Reviews

Notre Dame de Paris

Bad musicals are nothing new. But a more extraordinary modern phenomenon is the worrying trend for bad musicals to turn into hits. The dispiriting arrival here of Notre Dame de Paris continues that trend. Its unoriginal brand of muzak-lite is all pervasive. It starts the moment you enter the Dominion, with a live six-piece band playing themes from the score in the foyer (to compensate for the taped orchestral accompaniment to the show itself). And it doesn’t stop when you leave the building, either: I have no doubt that you’ll be hearing these tunes in an elevator near you any day now, not to mention on the charts.

That’s the secret: scores like this are a series of pop hits in search of a show, and the show therefore turns out to be a pop video come to life. Notre Dame de Paris eschews book, sense, taste and even a live orchestra to provide the ultimate result of this process – a musical that keeps a hard-working cast constantly occupied and which an undemanding audience mistakes for the real thing.

This is not to patronise the public’s taste – the show does that enough without me adding to it – but it’s full of unearned emotions, synthetic melodies, meaningless aerobic choreography and pointless effects.

It’s all put to the service of a piece that cynically appropriates the Les Miserables formula, even down to the fact that its source material is also a novel by Victor Hugo. The story, too, is uncomfortably close to that of another mega-musical, The Phantom of the Opera – substitute the Paris Opera House’s Phantom who falls in love with a beautiful chorus girl for Notre-Dame cathedral’s resident hunchback who falls in love with a beautiful gypsy woman, and you have an entirely recycled, generic musical.

But Les Mis had Trevor Nunn and John Caird directing; it had John Napier‘s sets; it had the producing might of the Royal Shakespeare Company and Cameron Mackintosh behind it. Similarly, Phantom had Hal Prince directing; it had Maria Bjornson‘s sets; it had Mackintosh again in the driving seat. There are no comparable creative forces at work here.

Likewise, the writers of Les Mis, Schonberg and Alain Boublil, may have been as unknown when that show opened as Richard Cocciante and Luc Plamondon (who have respectively written the music and lyrics for Notre Dame de Paris) are now. But Boublil and Schonberg seem to have had an instinctive grasp for theatricality; Cocciante and Plamondon’s pap Europop is not similarly graced.
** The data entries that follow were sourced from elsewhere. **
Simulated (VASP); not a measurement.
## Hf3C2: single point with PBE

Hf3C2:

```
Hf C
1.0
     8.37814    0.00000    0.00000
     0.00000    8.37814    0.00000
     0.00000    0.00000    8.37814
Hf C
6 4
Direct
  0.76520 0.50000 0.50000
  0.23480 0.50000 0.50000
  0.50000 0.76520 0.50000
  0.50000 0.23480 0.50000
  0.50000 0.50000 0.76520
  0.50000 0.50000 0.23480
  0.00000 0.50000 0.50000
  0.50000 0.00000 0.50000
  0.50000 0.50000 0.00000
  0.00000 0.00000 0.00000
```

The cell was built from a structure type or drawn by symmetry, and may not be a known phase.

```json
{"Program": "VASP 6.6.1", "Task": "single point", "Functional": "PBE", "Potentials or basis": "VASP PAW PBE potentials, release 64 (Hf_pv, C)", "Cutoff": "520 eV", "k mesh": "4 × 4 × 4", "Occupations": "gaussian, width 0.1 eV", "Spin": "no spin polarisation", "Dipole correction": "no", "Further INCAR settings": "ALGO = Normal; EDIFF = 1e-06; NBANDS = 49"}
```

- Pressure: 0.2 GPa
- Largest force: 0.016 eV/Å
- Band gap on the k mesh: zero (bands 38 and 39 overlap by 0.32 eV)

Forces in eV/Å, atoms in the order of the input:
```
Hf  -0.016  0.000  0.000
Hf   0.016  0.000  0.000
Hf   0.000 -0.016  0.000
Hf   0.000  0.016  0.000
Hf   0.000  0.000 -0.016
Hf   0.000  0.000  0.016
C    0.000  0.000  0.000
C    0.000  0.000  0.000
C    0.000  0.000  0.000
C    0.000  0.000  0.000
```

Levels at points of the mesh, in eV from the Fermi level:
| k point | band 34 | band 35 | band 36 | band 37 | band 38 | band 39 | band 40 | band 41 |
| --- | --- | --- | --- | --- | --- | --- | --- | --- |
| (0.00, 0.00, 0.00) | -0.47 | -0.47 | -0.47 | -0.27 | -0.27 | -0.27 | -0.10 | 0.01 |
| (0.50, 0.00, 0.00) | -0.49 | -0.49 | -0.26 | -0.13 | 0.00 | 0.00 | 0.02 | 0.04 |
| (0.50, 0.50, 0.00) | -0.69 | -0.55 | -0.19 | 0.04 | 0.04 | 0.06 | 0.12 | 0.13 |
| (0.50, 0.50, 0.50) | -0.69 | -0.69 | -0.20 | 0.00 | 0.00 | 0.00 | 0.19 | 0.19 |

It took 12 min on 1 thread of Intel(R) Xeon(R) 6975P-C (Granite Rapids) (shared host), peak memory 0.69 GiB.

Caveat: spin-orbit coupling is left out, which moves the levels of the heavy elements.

First seen in Paris, France, and subsequently at the Paris Casino in Las Vegas, the production at the Dominion is a solidly professional affair, and doesn’t feature an ex-Chippendale in one of the principal roles as it did at Vegas. Instead, we have such talents as Aussie pop star Tina Arena, Steve Balsamo and members of the original French company.

But their efforts can’t disguise the ultimate fact that this dose of Europop is really Eurotrash.